Alpine make a breakthrough with porpoising

Henry Valantine
Fernando Alonso tests for Alpine in Sakhir. Bahrain March 2022.

The special edition pink-liveried Alpine in testing, driven by Fernando Alonso. Bahrain March 2022.

Alpine sporting director Alan Permane has claimed the team can switch the porpoising effect “on and off” on the A522, depending on what makes it faster.

‘Porpoising’ has been one of the key buzzwords to come out of pre-season testing, with the teams having struggled to get to grips with the bouncing that is caused by ground effect aerodynamics sucking the floor of the car to the ground. The downforce generated causes the car to bottom out and lurch forward and bounce up, thus creating the porpoising seen across the grid.

But despite the protestations of drivers such as Charles Leclerc, who claimed the porpoising on the Ferrari initially made him feel sick, Alpine driver Esteban Ocon said that the team seem to have got on top of the issue.

The team’s sporting director backs up the Frenchman’s claim, but said the team may still opt to run in modes whereby porpoising is present on the car, if there is a significant advantage to be gained in doing so.

Esteban Ocon in the pink livery Alpine in testing. Bahrain March 2022
Alpine driver Esteban Ocon in the pink livery Alpine in testing. Bahrain March 2022

“The porpoising and bouncing we talk about, we can switch that on and off,” Permane said, as quoted by The Race. “We know what makes that happen, what stops it.

“I’m not sure we fully know whether we want it, whether it’s quicker in some settings or not quick and we should live with it.

“But we did get some settings where Fernando [Alonso] said ‘I wouldn’t be able to race like this’.

“So I think if you look at other cars, you can see that the Ferrari was at some points really, really bouncing.

“We’ve got a much better handle on that now. We played with all sorts of things on suspension stiffnesses and springs and rollbars and cambers and toes and ran through sweeps of different things.

“We are significantly better prepared after these last two days than we were when we left Barcelona.”

Permane added that an element of trial and error went into finding a solution, and found that car adjustments that made the problem worse paved the way to then do the opposite and find benefits.

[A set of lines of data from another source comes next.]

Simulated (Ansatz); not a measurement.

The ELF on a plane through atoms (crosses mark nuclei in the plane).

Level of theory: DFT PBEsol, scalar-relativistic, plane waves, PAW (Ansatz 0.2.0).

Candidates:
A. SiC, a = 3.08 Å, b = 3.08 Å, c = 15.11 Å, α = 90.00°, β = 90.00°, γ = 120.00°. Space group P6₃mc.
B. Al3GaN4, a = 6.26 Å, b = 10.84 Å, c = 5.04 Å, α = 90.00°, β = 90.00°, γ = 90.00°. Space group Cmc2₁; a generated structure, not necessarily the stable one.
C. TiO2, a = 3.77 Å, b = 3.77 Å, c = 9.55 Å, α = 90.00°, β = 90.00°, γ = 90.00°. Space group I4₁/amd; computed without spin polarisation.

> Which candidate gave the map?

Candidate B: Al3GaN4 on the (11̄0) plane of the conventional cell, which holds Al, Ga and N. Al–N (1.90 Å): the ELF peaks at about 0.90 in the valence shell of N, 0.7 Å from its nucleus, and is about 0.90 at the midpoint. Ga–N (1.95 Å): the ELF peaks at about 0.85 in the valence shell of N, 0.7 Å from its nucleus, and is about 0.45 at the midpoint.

There had been some experimentation from the team during testing as they looked to iron out the ride on the A522, and he thinks Alpine are in a good place to work out what will be their next move.

 

“We did it today, two or three times, we’ve turned it on and turned it off again,” Permane said in Bahrain.

“So while we’re experimenting and playing and learning about it, I’m still not sure we can sit here and say, ‘it’s faster to have it in this setting, or it’s slower to have it in that setting’.

“But we are starting to understand it more.”